Octahedral complexes consist of a central metal ion surrounded by six ligands arranged at the corners of an octahedron. This geometry creates a unique environment that affects the energy levels of the metal ion's d-orbitals, leading to a phenomenon known as crystal field splitting. In an octahedral field, the d-orbitals split into two groups: three t2g orbitals with lower energy and two eg orbitals with higher energy. This splitting pattern is crucial for determining the electronic structure and properties of the complex.

When electrons occupy these split d-orbitals, their arrangement follows specific rules based on the nature of the ligands, which can be either strong field (low-spin) or weak field (high-spin). Understanding the electron configuration in these complexes is vital as it influences their color, magnetic properties, and reactivity.

The difference between high-spin and low-spin complexes is determined by the strength of the field produced by the ligands. High-spin complexes occur when the metal is surrounded by weak field ligands, which results in a smaller splitting of the d-orbitals. Electrons prefer to occupy the higher energy eg orbitals to maintain unpaired spins as per Hund's rule, leading to a maximum number of unpaired electrons.

On the other hand, low-spin complexes form with strong field ligands that produce a larger splitting of the d-orbitals. In this scenario, electrons fill the lower energy t2g orbitals first, and pairing occurs even if empty eg orbitals are available, resulting in a minimal number of unpaired electrons. These nuances in electron arrangement have profound effects on the chemical behavior of the complex.

Electron configuration refers to the distribution of electrons in the atomic or molecular orbitals of an element or compound. For transition metal complexes, the configuration is expressed in terms of the number of electrons in the d-orbitals. The knowledge of the oxidation state of the metal ion and its electronic configuration in its free ion state (before complexation) is essential to determine how the d-orbitals will be filled once the metal forms a complex.

In the context of crystal field theory, the electron configuration is influenced by the splitting of the d-orbitals into t2g and eg sets. Whether the complex is high-spin or low-spin alters the electron placement and directly impacts the magnetic and optical properties of the complex.

d-Orbital splitting is at the heart of crystal-field theory. It explains the separation of the five degenerate d-orbitals into subsets with different energy levels upon the approach of ligands to a metal ion. In an octahedral crystal field, this splitting results in the lower-energy t2g orbitals and the higher-energy eg orbitals. The energy gap between these subsets, known as the crystal field splitting energy (Δoct), determines whether a complex adopts a high-spin or low-spin electron configuration.

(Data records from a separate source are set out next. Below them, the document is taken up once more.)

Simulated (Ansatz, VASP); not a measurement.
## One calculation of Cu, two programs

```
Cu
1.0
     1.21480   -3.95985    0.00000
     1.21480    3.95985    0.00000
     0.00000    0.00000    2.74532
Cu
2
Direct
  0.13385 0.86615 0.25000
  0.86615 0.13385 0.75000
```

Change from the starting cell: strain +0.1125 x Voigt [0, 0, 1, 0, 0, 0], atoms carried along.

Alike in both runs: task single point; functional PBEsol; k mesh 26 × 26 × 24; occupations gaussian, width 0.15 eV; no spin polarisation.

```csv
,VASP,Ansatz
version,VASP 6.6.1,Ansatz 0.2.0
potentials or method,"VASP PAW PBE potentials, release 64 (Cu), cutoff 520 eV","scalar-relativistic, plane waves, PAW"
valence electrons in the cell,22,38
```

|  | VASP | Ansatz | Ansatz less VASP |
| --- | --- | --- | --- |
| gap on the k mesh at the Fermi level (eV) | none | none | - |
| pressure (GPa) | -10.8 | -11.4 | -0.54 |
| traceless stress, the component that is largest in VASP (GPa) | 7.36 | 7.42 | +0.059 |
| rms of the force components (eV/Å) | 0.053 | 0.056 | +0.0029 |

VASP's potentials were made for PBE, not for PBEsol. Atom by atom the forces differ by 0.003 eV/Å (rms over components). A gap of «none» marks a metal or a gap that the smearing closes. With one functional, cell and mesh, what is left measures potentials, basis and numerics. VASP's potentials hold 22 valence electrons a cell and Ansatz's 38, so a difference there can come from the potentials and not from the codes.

Factors like the nature of the ligands and the metal ion's charge can affect the magnitude of Δoct. Ligands are often ranked according to their ability to split these orbitals on the spectrochemical series, with strong-field ligands inducing greater splitting and favoring low-spin arrangements, while weak-field ligands induce lesser splitting and favor high-spin arrangements.

Hund's rule, also known as the rule of maximum multiplicity, is a guiding principle for electron distribution in degenerate orbitals such as the t2g and eg sets in transition metal complexes. According to this rule, electrons occupy empty orbitals singly before they pair up. Electrons in singly occupied orbitals keep parallel spins as far as possible, which minimizes electron-electron repulsions and lowers the total energy of the atom or ion.

Applying Hund's rule in the context of crystal field theory helps predict the magnetic properties of complexes, as the number of unpaired electrons determines whether the complex will be diamagnetic (all electrons paired) or paramagnetic (one or more unpaired electrons). When combined with the knowledge of the ligand field strength, Hund's rule reveals whether a complex is high-spin or low-spin.